By agreement, circumstance or inheritance, residential cooperative or condominium units often end up being owned by several family owners. A “happy family” can only be found on the menu of a Chinese restaurant. So, as two recent cases demonstrate, the family members sometimes end up in a so-called “partition” proceeding in which the Court must decide if the unit should be sold and the parties account for their claims to the proceeds of the sale.
Vernon A. Anthony and his brother, Robert S. Anthony, own condominium Unit 1 at 46 President Street in Brooklyn, as tenants in common. Needless to say, litigation ensued.
Vernon asked the Court for an order stopping Robert from transferring or mortgaging the unit; compelling Robert to pay the real estate taxes, common charges, repair and maintenance costs due under a stipulation of settlement plus $3,000 use and occupancy for the exclusive possession of the unit; and for a judgment against Robert on his claim for partition and sale of the unit.
The unit was originally owned by Vernon and his father Alfred Anthony by deed dated July 11, 1986. Upon the death of Alfred, the parties’ mother, Helen Anthony inherited her husband Alfred’s 50% interest in the property by operation of law. After Helen’s death on August 23, 1990, Vernon, Robert and their non-party brother Arthur J. Anthony, inherited their mother Helen’s 50% interest in the property as her heirs at law. On or about May 17, 1999, Vernon, Robert, and Arthur conveyed their interest in the property to Vernon and Robert as tenants in common.
According to Vernon: he never lived in the unit but made most of the mortgage payments.; Robert has had exclusive use and occupancy of the unit since 1991, and it was agreed that Robert would pay all of the carrying charges, including the common charges, real estate taxes, maintenance and repairs for the unit; on or about January 2012, Robert stopped making any contributions or payments for the unit; and in 2015, the Board of Managers of the condominium commenced a foreclosure action for the outstanding common charges.

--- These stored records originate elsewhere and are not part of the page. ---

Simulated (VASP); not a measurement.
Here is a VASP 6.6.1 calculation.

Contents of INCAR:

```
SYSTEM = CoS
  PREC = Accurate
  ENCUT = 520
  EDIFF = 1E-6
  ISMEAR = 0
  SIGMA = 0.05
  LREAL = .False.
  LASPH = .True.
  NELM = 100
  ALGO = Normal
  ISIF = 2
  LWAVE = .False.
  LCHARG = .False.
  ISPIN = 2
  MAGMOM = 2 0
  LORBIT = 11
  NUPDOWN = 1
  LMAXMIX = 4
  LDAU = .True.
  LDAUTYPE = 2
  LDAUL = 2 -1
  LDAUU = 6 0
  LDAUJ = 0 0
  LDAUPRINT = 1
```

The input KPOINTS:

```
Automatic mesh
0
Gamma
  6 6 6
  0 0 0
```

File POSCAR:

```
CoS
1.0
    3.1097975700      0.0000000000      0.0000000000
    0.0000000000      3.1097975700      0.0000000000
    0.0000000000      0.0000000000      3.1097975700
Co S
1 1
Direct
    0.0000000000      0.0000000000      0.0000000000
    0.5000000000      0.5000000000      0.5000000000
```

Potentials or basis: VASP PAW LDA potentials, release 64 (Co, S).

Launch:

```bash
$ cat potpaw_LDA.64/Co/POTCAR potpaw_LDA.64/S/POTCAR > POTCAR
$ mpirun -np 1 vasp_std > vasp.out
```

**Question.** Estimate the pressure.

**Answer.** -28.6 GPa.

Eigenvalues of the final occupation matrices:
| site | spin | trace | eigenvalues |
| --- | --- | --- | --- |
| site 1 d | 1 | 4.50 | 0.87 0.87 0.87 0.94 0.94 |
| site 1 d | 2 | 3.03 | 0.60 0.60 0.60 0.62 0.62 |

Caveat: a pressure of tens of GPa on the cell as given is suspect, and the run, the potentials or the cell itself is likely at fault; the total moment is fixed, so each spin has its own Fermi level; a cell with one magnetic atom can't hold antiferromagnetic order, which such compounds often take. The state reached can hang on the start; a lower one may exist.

Vernon and Robert entered into a stipulation with the condominium settling the matter for $38,000, which Vernon ultimately paid in full. And Vernon continued to pay the common charges for the unit with no contribution from Robert. As of March 18, 2020 Vernon had expended a total of $86,405, including $3,500 to settle a property damage claim involving a neighbor. And there were unpaid real estate taxes due, totaling $11,822.05.
According to Robert: he repeatedly offered to resume paying the common charges, all other related expenses, as well as to compensate Robert for his recent expenses. Robert moved into the unit to take care of the parties’ younger brother, who suffers from cerebral palsy and is partially paralyzed, after the deaths of their parents in 1990. Robert has lived with his younger brother for 29 years and for most of those years covered all the condominium expenses with no financial contribution from Vernon.
Robert contended that he was the victim of racial harassment by his neighbors which caused him difficulty in making an income. His financial condition vastly improved and he now has regular income, collecting social security payments as well as monies from freelance work, which is enough to cover the carrying charges each month. Robert claimed that he had the ability to maintain the unit, compensate Vernon for his expenses, and cause him no future expenses. Robert sought a payment plan to resolve the matter and asserted that a sale would cause him to be homeless.
A person holding and in possession of real property as joint tenant or tenant in common, in which he or she has an estate of inheritance, or for life, or for years, may maintain an action for the partition of the property, and for a sale if it appears that a partition cannot be made without great prejudice to the owners. Here, Vernon established his prima facie entitlement to judgment as a matter of law on his cause of action for partition of the unit by submitting a copy of the deed to the property indicting that he is a tenant in common with Robert; he owns a 50% interest in the unit; and that a physical partition of the unit could not be made without great prejudice to the owners.
In opposition, Robert failed to establish that the equities favor dismissal of the action. Although the court was sympathetic to Robert’s circumstances, and would have preferred to see the parties negotiate a settlement, equity did not warrant denial when the defense amounted to nothing more than the adverse consequences which would befall him if partition was ordered.
In light of the disagreement as to the expenses paid by each of the parties, prior to the entry of an interlocutory judgment directing the sale of the unit, an accounting was necessary to determine the respective interests of Vernon and Robert in the unit.
Vernon did not have a claim for use and occupancy of the unit by Robert. A tenant in common is generally not liable to another for use and occupancy in the absence of an agreement or ouster. Here, Vernon did not demonstrate an ouster and did does not sufficiently demonstrate the existence of an agreement between the parties that required Robert to pay use and occupancy for the unit.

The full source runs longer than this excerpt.